In an announcement Swedish maker of Bitcoin miners, KnCMiner says that it has made a $14 million Series A which it is going to use to build out new mining chips along with hosted mining services. The company says that the funding will enable KnCMiner to expand its mining operations and ability to offer services to consumers in relation to the Bitcoin environment.
Founded by Sam Cole and Andreas Kenner, KnCMiner raised the money with GP Bullhound advising which was led by Creandum. So far, the company has been making heavy-duty ASIC systems that literally move the Bitcoin markets a few seconds after they are deployed. However, it is not working on chips.
In the press release Sam Cole was heard saying that his company is improving its 20nm ASIC capability, and for R&D on the next generation ASIC chip which will come on-stream next year and will represent a step-change in processing capacity. KnCMiner aims to change the Bitcoin industry by offering high performance mining products.
As the company aims to enhance Bitcoin mining experience it is combining it with services that together make it extremely easy and cost efficient to mine Bitcoins and the latest funding event was aimed to fund the same. The foundation of the company is to offer services around these products which make it as easy and efficient as possible for everyone to join in.
Bitcoin Has Huge Prospects for Investors
So far, KnCMiner hasn’t been actively looking for funding as most of its miners sell out immediately during pre-order periods. However, as it is looking to expand operations in hosted mining as well as create new chips faster, it has started looking for funds that can help it in expanding its operations.

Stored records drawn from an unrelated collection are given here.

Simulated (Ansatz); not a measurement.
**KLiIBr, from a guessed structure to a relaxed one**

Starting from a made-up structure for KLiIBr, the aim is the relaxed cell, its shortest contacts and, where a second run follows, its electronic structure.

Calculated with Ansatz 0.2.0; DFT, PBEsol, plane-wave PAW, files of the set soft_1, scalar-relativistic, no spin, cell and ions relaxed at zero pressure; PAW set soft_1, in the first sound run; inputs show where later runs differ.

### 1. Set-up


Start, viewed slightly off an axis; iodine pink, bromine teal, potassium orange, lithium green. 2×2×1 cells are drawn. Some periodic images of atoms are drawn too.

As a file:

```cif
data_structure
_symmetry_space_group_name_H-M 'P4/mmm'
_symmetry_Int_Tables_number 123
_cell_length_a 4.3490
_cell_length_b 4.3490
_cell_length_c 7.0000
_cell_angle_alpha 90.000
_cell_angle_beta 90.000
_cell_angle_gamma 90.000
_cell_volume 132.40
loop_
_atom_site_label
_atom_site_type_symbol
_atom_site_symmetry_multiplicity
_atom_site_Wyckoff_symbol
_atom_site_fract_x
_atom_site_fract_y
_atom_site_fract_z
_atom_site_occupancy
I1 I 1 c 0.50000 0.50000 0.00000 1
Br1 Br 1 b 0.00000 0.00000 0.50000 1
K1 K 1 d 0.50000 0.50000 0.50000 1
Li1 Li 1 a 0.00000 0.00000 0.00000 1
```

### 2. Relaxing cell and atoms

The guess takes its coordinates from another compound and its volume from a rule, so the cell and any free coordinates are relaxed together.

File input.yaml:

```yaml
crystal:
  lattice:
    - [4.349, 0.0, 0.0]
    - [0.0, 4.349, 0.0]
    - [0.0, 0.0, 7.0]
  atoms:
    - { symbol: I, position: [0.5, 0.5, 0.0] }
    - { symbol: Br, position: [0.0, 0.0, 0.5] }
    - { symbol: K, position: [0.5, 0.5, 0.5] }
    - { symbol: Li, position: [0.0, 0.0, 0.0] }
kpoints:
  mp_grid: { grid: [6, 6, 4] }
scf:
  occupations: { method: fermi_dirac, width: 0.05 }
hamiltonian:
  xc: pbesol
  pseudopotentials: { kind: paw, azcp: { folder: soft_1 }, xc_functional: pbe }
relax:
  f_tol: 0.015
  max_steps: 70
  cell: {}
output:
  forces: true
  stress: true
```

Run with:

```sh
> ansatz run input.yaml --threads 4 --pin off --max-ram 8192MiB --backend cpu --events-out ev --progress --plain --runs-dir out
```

Moreover, as KnCMiner is still bullish on Bitcoin and looking for about $70 million in Series B funding in the next year, the new investors have an attractive opportunity. According to Sam Cole his organization believes that Bitcoin’s price will appreciate steadily and significantly over time due to the interaction of a fixed rate of ‘money supply’ growth.
The company also believes that as there is a significant growth in transaction volumes, it expects that there will be rise in demand of the digital currency. According to it the excess demand for Bitcoins will lead to currency appreciation and the decision to invest further in the ecosystem is going to pay better returns for the venture capitalists.